Chapter-by-Chapter Summary
Chapter 1: The Smart Money's Footprints
Introduces the book's central metaphor through a narrative about Jake, a fictional self-employed engineer who has lost money trading through fundamental analysis, moving averages, Elliott waves, cycles, candlesticks, and black box systems. Establishes that chart patterns represent the observable traces of institutional trading activity, and that unlike the institutions, retail traders have the advantage of being able to act on these signals without moving the market.

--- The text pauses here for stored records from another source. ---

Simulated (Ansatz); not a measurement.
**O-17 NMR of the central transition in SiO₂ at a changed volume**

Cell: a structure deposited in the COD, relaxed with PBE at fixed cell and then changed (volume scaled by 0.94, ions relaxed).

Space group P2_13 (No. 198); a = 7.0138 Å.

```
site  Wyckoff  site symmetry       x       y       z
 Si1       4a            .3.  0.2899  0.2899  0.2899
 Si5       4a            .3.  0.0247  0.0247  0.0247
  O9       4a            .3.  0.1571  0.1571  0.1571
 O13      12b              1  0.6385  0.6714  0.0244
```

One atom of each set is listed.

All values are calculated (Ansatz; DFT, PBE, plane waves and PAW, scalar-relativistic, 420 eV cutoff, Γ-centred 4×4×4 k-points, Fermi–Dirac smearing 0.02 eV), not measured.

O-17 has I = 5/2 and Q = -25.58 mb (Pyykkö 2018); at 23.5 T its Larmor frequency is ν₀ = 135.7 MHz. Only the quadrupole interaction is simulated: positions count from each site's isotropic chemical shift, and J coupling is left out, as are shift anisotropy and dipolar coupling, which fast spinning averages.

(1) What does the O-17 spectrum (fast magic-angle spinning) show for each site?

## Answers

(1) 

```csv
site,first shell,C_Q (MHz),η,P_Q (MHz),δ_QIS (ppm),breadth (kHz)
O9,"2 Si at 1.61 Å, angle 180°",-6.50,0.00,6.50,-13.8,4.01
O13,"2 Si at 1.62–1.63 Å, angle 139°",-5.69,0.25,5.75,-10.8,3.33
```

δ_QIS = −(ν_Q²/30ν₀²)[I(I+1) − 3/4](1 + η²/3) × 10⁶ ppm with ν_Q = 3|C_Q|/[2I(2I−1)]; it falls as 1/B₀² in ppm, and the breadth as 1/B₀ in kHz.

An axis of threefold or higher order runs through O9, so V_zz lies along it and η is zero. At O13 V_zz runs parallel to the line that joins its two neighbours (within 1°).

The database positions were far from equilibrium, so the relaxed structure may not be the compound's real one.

Chapter 2: Trading Psychology
A foundational chapter on the behavioral biases that undermine trading success. Discusses the experimental evidence showing that people prefer certain small gains over uncertain larger gains but prefer uncertain larger losses over certain small losses. Covers the critical importance of stop-loss orders, the need to match expectations with reality (40-60% win rates), rules for diversification (no more than 5% of portfolio in one stock), and guidance on whether to hold or sell through earnings announcements. Provides practical tips on managing trading as a part-time activity.
Chapter 3: The Truth about Trendlines
Challenges common assumptions about trendlines with statistical analysis. Covers proper methods for drawing trendlines (connecting peaks or valleys), the distinction between internal and external trendlines, and evidence-based rules for trendline validity including the relationship between trendline angle, touch frequency, and predictive power.
Chapter 4: Support and Resistance -- The Most Important Chart Patterns
Presents support and resistance as the most fundamental and important chart patterns, backed by statistical evidence of their reliability. Covers identification methods, the phenomenon of role reversal (support becoming resistance and vice versa), round number effects, and practical trading applications.
Chapter 5: Special Situations
Addresses specific market conditions and chart configurations that require specialized analysis, expanding the pattern recognition toolkit beyond standard formations.
Chapter 6: The Top 10 Performing Bottoms
Ranks and analyzes the ten best-performing bottom patterns based on statistical evidence from thousands of historical examples. Each pattern is presented with performance statistics, identification guidelines, trading rules, and real-world examples.
Chapter 7: Common Patterns for the Toolbox
Covers the most frequently occurring chart patterns that every trader should know, including their statistical performance characteristics, identification criteria, and trading guidelines.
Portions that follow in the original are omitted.